Over the past year, virtual mobile infrastructure (VMI) has been gaining popularity in the mobile world. Like its older brother virtual desktop infrastructure (VDI), VMI offers a virtual environment by remoting your operating system to devices; in the case of VMI this means remoting mobile OSes to mobile devices. Like Jack Madden says, “When people learn about VMI for the first time, once they understand what it actually is their reaction is usually something along the lines of, ‘Interesting. That’s pretty cool! … But wait, what’s it used for?’”
When I first learned about VMI, I had that exact reaction; I thought it was really cool and wanted to learn more, but I wasn’t exactly sure what the benefit would be of implementing VMI over any other MDM or EMM solution. Since then I have been convinced that if you want to embrace BYOD and if building a native corporate mobile app is something you feel would benefit your employee’s organization and productivity, then VMI is something worth considering.

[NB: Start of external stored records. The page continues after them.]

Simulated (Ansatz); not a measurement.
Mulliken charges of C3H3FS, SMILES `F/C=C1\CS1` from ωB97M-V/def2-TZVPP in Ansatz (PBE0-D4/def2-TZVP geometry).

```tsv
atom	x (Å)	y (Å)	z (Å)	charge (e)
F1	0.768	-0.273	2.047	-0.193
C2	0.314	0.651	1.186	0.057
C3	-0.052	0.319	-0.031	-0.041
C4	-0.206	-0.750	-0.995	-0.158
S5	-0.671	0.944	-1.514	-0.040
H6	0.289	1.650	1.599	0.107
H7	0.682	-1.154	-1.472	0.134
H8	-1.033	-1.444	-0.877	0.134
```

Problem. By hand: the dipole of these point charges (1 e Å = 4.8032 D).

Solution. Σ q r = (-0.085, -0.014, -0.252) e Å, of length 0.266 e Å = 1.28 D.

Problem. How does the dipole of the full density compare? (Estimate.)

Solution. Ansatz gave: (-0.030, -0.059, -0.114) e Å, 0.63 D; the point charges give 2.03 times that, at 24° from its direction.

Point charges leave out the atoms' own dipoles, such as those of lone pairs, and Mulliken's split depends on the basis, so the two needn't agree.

The most beneficial aspect of VMI is the way it streamlines your control over all devices. All apps for all devices are managed from the same place and are universal. Keep in mind that Android technology is necessary for VMI and is the only platform supported by VMI vendors. This does not mean that VMI doesn’t work with iOS devices; it just means that the hosted platform needs to be Android. In other words, when you develop your enterprise app, it needs to be in Android when run in the data center but it can be accessed just as easily by users with iOS devices. Apple has restrictions on what hardware you can run iOS on.
What’s more is that VMI eliminates the restrictions of control you have over each device. You manage your work apps in your data center and instead of these apps being individually installed onto the end-user device. an employee would have VMI gateway installed on their device, and access the apps through that gateway on your secure cloud.
If the device is ever lost or stolen, your sensitive corporate data cannot be accessed through the device because there is no corporate information stored on the phone. VMI also offers BYOD users more privacy and does not depend on them to keep the security on their phones updated. If the device becomes compromised by malware, personal data will be compromised, but corporate data will be safe.
It’s no secret that mobile app management (MAM) and BYOD are still working out the kinks in terms of efficiency and security. When it comes to more devices, the need for extra security on end-points becomes an issue. People are very liberal with what they download and will never protect corporate data the way it needs to be protected on their own. With VMI, you can put whatever security measures you want on the apps and it will universally protect all of the devices across the board. When it’s time to update your app you only have to update the host on your data center and it’s up to date for everyone.
While the benefits of VMI far outweigh the inconveniences, there are still a few things to keep in mind. VMI is new and there are less than ten vendors that currently have VMI technology available. Another big drawback is that VMI is not available offline. For most this isn’t an issue, but if you need offline access, VMI cannot give you that.
VMI is a viable option for MAM, and mobile security now and will be even more viable in the future. If you’re looking for any kind of MDM or EMM solution, looking into VMI is a must, especially if your employees are interested in BYOD or CYOD and you have your own corporate apps to implement.